In a rational world, this point of view would be incontestable. Surely, the argument about whether to teach schoolchildren scientific or religious explanations for the origins of the universe and the ascent of man was settled a hundred years ago? But the moment it was published all hell broke loose. The views of the authors were denounced by the Royal Society of New Zealand, the Association of Scientists and the Tertiary Education Union — as well as their own vice-chancellor.

Needless to say, two of the authors’ colleagues issued an “open letter” condemning them for causing “untold harm and hurt” and 2,000 academics added their names to it.

As Pinker says, “If scientific beliefs are just a particular culture’s mythology, how come we can cure smallpox and get to the Moon, and traditional cultures can’t?” And you can bet your bottom dollar that if any of the signatories of that “open letter” had a heart attack, their first call would not be to a Māori healer. Yet the fact that, deep down, they probably all thought scientific knowledge was superior to Māori mythology was not “common knowledge”. On the contrary, they harboured this belief like a guilty secret and felt obliged to advertise their fealty to what they took to be the prevailing orthodoxy for fear of being singled out as heretics if they didn’t.
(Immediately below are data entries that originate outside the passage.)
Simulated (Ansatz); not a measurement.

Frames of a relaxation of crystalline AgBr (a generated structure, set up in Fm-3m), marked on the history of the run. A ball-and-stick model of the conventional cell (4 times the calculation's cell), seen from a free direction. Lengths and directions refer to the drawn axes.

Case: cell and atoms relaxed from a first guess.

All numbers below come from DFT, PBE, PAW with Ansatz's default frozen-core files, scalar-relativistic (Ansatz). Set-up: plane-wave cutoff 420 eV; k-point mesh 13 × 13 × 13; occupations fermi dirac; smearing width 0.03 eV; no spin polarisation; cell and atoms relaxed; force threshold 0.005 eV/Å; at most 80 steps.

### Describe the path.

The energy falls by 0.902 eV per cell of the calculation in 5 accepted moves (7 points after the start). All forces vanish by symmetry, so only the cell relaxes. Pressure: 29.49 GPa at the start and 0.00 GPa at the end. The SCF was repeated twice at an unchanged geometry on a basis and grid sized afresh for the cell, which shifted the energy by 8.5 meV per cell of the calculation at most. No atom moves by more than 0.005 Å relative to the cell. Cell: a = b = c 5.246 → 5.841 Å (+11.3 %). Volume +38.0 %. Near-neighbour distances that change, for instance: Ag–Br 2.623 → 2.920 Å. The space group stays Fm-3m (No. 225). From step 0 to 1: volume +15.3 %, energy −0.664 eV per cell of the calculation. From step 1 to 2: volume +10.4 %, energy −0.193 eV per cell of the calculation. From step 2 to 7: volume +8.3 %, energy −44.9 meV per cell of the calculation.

This, Pinker says, is why academics are so quick to participate in mobbings against their colleagues. They’re terrified of being cancelled themselves, particularly if they’re only precariously employed, which many of them are. In private, most professors would scoff at the woke nonsense they feel obliged to pay lip service to. But because their scepticism isn’t “common knowledge”, these orthodoxies are energetically enforced by people who’ve long since stopped believing in them.

But this is confused. Yes, the common knowledge issue has some relevance – and no doubt plays a part in totalitarian societies where people assume that they’re alone in dissenting from the general ideology. But here, as Young (and Pinker) admit, the academics do what they do because they’re “terrified of being cancelled themselves”. That’s not the common knowledge issue: that’s cowardice. They join the herd not because they think they’re alone, but because they’re intimidated. They don’t speak up, not because they assume that everyone else actually believes this nonsense – Maori tradition as equal to science, gender ideology – but because they assume that all the other bastards will report them and get them in trouble.

And, given the state of academia now, they’re probably right. It’s precisely by signaling their commitment to an ideology they know to be nonsense that they demonstrate their loyalty to the cause.